Storyteller Series: NOVEMBER GALES
Book Suey will be remembering the shipwrecks of the Great Lakes, on the 44th anniversary weekend of the loss of the Edmund Fitzgerald.
2p - Cindy Hunter Morgan reads from her collection, Harborless
3:30p - Phil Leslie performs traditional working songs or 'sea shanties'
4:30p - Lee Murdock will play an acoustic set of classic maritime ballads
There will also be Great Lakes and Edmund Fitzgerald activities between performances.
Lee Murdock's performance at the Dossin Great Lakes Museum is sold out, this will be your only chance to see him while he's here in Michigan!
Lee's music is grounded in the work song tradition, from the rugged days of lumberjacks and wooden sailing schooners. Murdock comes alongside with ballads of contemporary commerce and revelry in the grand folk style. Lee's fans have discovered a sweetwater treasure in his songs about the Great Lakes, finding drama and inspiration in the lives of sailors and fishermen, lighthouse keepers, ghosts, shipwrecks, outlaws and everyday heroes.

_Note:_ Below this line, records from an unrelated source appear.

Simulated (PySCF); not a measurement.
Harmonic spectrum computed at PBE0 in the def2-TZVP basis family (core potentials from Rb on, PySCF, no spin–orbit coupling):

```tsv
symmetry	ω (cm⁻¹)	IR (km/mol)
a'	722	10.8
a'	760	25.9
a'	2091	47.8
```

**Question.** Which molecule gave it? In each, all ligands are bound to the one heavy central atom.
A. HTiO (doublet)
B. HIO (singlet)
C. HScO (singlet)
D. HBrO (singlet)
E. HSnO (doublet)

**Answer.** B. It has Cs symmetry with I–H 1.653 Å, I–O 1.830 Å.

With a deeper understanding of the folk process, Lee's repertoire combines historical research and contemporary insights. Making folk music for the modern era, Lee Murdock's work is a documentary and also an anthem to the people who live, work, learn and play along the shores of the Great Lakes today.
Harborless, a collection of poems informed by Great Lakes shipwrecks, is part history and part reinvention. The poems explore tragic wrecks in rivers and lakes, finding and forming artistic meaning from destruction and death. Each poem begins in a real, historical moment that Cindy Hunter Morgan transforms into an imagined truth. The imaginative element is essential to this work as it provides a previously unseen glimpse into the lives affected by shipwrecks. The poems in Harborless confront the mysteries surrounding the objects that cover the floor of the Great Lakes by both deepening our understanding of the unknown and teaching great empathy for a life most of us will never know.
Morgan creates a melodic and eerie scene for each poem, memorializing ships through lines such as, "Fishermen wondered why they caught Balsam and Spruce / their nets full of forests, not fish," and "They touched places light could not reach." Most of the poems are titled after the name of a ship, the year of the wreck, and the lake in which the ship met disaster. The book’s time frame spans from wrecks that precede the Civil War to those involving modern ore carriers. Throughout this collection are six "Deckhand" poems, which give face to a fully imagined deckhand and offer a character for the reader to follow, someone who appears and reappears, surfacing even after others have drowned. Who and what is left behind in this collection speaks to finality and death and "things made for dying." Very little is known when a ship sinks other than the obvious: there was a collision, a fire, a storm, or an explosion. Hunter works to fill in these gaps and to keep these stories alive with profound thoughtfulness and insight.
Tony Hoagland said that one of the powers of poetry is to locate and assert value. This collection accomplishes that task through history and imagination, producing lake lore that will speak to historians and those interested in ships, poetry, and the Great Lakes.
Phil Leslie is a favorite storyteller here in Hamtramck, and will be sharing maritime songs, tales, and whatever else he has up his sleeve!